Forfeiture, felons, and firearms in the Supreme Court

|The Volokh Conspiracy |


Despite all the attention forfeiture has received in recent months—including media exposes, congressional hearings, and late night comedy routines—few have noticed the issue's arrival at the Supreme Court. But arrive it has, in a case that may look on its face like it presents a routine question of statutory interpretation, but that in fact offers an important and unique opportunity for the Court to rein in the nation's forfeiture laws.

Tony Henderson was a United States Border Patrol Agent, charged with distributing marijuana. As a condition of his pre-trial release on bond, he surrendered his firearm collection to the FBI. After a guilty plea, he was convicted and served a six-month prison sentence.

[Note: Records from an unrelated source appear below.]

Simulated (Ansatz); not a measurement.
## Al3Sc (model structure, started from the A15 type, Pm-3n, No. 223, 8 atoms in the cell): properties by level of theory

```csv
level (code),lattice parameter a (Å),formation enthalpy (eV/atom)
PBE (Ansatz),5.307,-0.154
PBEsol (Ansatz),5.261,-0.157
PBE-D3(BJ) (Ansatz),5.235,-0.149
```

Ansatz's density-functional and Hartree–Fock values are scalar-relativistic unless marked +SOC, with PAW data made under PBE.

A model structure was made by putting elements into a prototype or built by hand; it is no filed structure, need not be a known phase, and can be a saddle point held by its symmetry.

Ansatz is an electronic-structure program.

As a convicted felon, he is subject to the federal felon-in-possession statute, 18 USC 922(g), which makes it unlawful for any person who has been convicted of a crime punishable by imprisonment for a term exceeding one year (as Henderson was) to "possess … any firearm or ammunition." He made a formal request that the FBI transfer his personal firearms to an unrelated third party who had purchased them or, in the alternative, to his wife. The FBI refused, and the Eleventh Circuit upheld the refusal, holding that (a) the statute prohibits a convicted felon from possessing firearms actually or "constructively"—"constructive" possession being established when a person "has the power and intention to exercise dominion or control over property, either directly or through others," and (b) allowing Henderson to transfer his non-possessory interests in his firearms to a third party would be tantamount to giving him "constructive possession" over them, and was therefore barred by the statute.

The Supreme Court granted cert (owing to a conflict among the circuits on this question of whether the prohibition on "possession" includes owner-directed transfers), and oral argument in the case (Henderson v. US) is on tap for this coming Tuesday (Feb. 24).

As part of its continuing battle against the epidemic of "civil asset forfeiture" in this country, the Institute for Justice submitted an amicus brief (which I authored, along with IJ's Rob Johnson) to the Court arguing for reversal. Henderson is not a "forfeiture" case in the strict sense—that is, it doesn't construe or apply any of the hundreds of provisions in federal law that deal expressly with forfeiture. But the 11th Circuit has imposed a de facto forfeiture on Henderson—he can't possess the firearms, he can't use the firearms, and if he can't transfer the firearms, what remains of his ownership interest in them?

As we point out in the brief, there is long-standing precedent from the Supreme Court—beginning with the fascinating 1939 case of U. S. v. One 1936 Model Ford V-8 De Luxe Coach (307 U.S. 219)—standing for the principle that forfeitures are not favored in the law, and that statutes should always be construed to avoid them unless they can be read no other way—a kind of "plain meaning" rule for statutes dealing with property deprivations. And because there are plenty of ways to read the felon-in-possession statute to avoid the "constructive possession" pit and to allow transfers of surrendered firearms to third parties—all other Circuits that have considered the question have come out this way—it should be read that way, and Henderson's transfer should not be barred.

There's an interesting additional wrinkle to the case. In its brief ostensibly defending the decision below, the government largely abandons it, and takes a position not too far from the one we are advocating. It now claims that the 11th Circuit did not decide as a matter of law that Henderson couldn't transfer his firearms to a willing buyer; rather, the government suggests, the court looked at the particular facts and circumstances surrounding the particular process that Henderson was proposing and decided that there was too much of a risk that he was, in fact, going to be exercising control over the firearms ("constructive possession") after the purported sale—that it was a kind of sham transaction, the request for which was properly denied.

So even in the government's view, the felon-in-possession statute should not be read to work de facto forfeitures, and it does not eliminate the felon's ownership right to transfer his/her property to third persons. That's a pretty substantial concession on their part—as I said, pretty much the result we were arguing for in our brief. [It appears to be inconsistent both with arguments the government made at earlier stages in the case, and with the actual language of the 11th Circuit opinion below, which does appear, in my reading, to hold that transfers for the felon's benefit are entirely barred—but I won't complain too much about that, because it gets the Court much closer to the right result.]

It makes this an even more perfect place for the Court to re-affirm that One Ford Coach principle, inasmuch as everyone now seems to be in agreement: that a construction of this statute that avoids a forfeiture is to be preferred to one that doesn't. Here's hoping the Court takes our invitation to re-assert that as a general principle (whichever way it comes out ultimately on whether, on the special facts of this case, Henderson's specific request had the ingredients necessary to avoid the "constructive possession" bar).